In the last forty years cultural policy has been dominated by economic value. As modeled and measured by economists, it has increasingly become the arbiter and final legitimation for cultural policy decision making. Even when other public values or goals are admitted, these are held to be best achieved through the allocative efficiencies of ‘the market’, and by inculcating appropriately ‘market rational’ behavior amongst producers and consumers. For some this was the Faustian bargain required to justify public funding, for others the creative entrepreneurial spirit freed from the shackles of the state and its elitist art forms.

In parallel we have seen the continued decline in public funding for culture; the disruption of public media (including journalism and information); the fragmentation and diminution of audiences into market niches and data sources; the erosion of wages and working conditions for cultural workers; a deepening lack of diversity within the sector, and the on- going exclusion of small scale cultural activities from inner cities to name just some. Many of these developments chime with those elsewhere – rising inequality; the disappearance of housing, education and health affordability in the space of a generation; the reduction of citizen entitlements to consumer services; the domination of global development finance over local needs; the erosion of environmental protection and indigenous rights.

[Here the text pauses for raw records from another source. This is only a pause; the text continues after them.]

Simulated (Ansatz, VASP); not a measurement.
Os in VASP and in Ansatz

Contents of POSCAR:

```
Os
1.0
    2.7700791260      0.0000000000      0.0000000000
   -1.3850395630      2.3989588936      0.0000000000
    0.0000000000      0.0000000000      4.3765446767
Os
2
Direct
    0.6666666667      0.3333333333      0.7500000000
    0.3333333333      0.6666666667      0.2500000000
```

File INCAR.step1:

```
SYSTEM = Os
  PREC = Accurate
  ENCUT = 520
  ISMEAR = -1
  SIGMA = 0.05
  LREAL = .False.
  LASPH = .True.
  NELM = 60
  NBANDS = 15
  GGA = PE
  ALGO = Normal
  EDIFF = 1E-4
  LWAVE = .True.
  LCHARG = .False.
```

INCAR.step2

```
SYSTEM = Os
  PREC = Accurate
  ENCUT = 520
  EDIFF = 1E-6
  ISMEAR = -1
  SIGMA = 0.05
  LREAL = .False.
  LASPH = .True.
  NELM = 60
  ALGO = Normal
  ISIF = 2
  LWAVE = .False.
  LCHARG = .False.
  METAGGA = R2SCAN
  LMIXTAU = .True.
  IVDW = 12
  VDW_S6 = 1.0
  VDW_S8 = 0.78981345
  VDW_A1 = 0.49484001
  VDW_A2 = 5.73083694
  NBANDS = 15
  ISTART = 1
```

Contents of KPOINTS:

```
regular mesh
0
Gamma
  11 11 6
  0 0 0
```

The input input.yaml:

There is crisis of the cultural sector - the ecosystem in which it operates and the values that sustain it as a public good. This is part of a wider crisis of our collective culture. This conference hopes to outline new approaches for the future as a matter of urgency. Rather than the stale ideas of creative industries and creative cities, we seek to engage with post- growth and sustainable economics; Indigenous and cultural rights; new approaches to ‘good living’ in the face of human and ecological distress; revisit making and manufacture in cities, as a question of sustainability and equity; and new forms of global cultural connectivity outside the imaginary of a mobile creative class.

We use the term cultural economy to identify culture as an economy, but folding in the insights from the tradition of political economy, which refuses to treat ‘the economy’ as a given. We take from cultural studies and cultural sociology the insight that culture is intertwined with society and government at multiple levels whose analysis is not served well by traditional ‘arts and culture’ policy analysis. We use cultural geography and critical planning studies to re-think the embedded and regulated cultural ecosystem of the urban and rural.

This conference aims not just to critique the current settings but to outline new approaches for the future. For alongside the stale ideas of creative industries and creative cities, other ideas are emerging: post-capitalism; indigenous and cultural rights set against exploitative economic logics; various versions of ‘good living’ which re-frame culture and nature in the face of ecological distress and the need for ethical purpose; revisiting making and manufacture in cities, as a question of sustainability and equity; and new forms of global cultural connectivity outside the imaginary of a mobile creative class. We cannot promise answers but certainly we will raise some new questions.

The conference is loosely organized around two days. The first day will look at aspects of the cultural economy, cultural work and cultural value; the second day will look first at the urban context for cultural production, ending with a Roundtable discussion on grassroots innovation Fringe to Famous.

June 25 & 26 2018 In association with Monash Urban Planning and Design.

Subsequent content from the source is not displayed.